Only if you have distinct keys. Most Redis use I’ve seen “at scale” has involved putting things in hashes/sets/lists.
(I’ve wondered for a while now whether it’d be possible to implement expiry in Redis for sub-key data, without introducing too much overhead to data structures that don’t need expiry. I’d think it’d be “just” a matter of having an alternative data representation that holds expiries for each element in the data structure, and then re-encoding the data structure over to that data representation when at least one element has an expiry — because if one does, then it’s likely that many will.)
And Apache and other web servers support it out of the box.
If your use case allows it consider ditching Redis and rather static cache your generated HTML/json files on the file system while serving. And let Apache serve from there as long as those cached files exist. You get all these features for free.
As an extension, for use cases where this is not feasible (eg. you have clustering, non-trivial permission checks or multi-entity payloads etc.) it is quite convenient to have nginx with openresty talk to redis.
I would note that while Nginx itself doesn’t natively support Redis (and so you have to script things yourself in that case), it does have full native support for memcached (or rather, the memcached wire protocol, spoken by several backends, though sadly Redis isn’t one of those.)
Basically, you can hand off to memcached as if handing off to an upstream, and then if memcached doesn’t have the key, continue on trying to resolve the response through your actual app-server upstream. (This is essentially the same thing you’re suggesting doing through scripting, to be clear; it’s just easier to implement for the memcached case.)

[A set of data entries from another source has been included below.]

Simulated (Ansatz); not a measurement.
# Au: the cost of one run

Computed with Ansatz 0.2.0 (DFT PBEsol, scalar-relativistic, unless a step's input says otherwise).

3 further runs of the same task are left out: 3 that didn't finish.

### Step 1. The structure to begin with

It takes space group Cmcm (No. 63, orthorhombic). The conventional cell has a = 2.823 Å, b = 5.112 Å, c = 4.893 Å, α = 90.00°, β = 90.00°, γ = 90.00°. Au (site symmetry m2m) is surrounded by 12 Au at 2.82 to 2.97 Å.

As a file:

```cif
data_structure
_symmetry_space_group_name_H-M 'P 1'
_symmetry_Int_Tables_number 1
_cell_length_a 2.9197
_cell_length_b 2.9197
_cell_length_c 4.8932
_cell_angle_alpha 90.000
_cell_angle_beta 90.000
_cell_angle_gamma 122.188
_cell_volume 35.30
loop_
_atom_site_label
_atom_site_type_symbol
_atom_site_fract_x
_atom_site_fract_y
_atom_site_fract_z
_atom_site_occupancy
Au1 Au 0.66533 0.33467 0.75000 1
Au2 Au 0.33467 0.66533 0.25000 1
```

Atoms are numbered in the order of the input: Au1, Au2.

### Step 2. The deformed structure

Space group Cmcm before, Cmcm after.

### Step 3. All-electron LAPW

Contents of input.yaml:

This type of middleware-level “read-aside” caching is really neat, because it enables push-based response caching: rather than having a read-through cache that expires items out of itself, where an expired item potentially leads to a thundering herd of clients all trying to grab the expired item and so generating independent requests to your backend (that can hopefully be coalesced into a single recomputation, but that’s unlikely in a distributed environment), you can instead just keep the cache always-populated, and every once in a while — perhaps on a schedule, perhaps in response to discovering new primary-source data — recompute your denormalized/report resource, and atomically overwrite what was in the cache with the new data.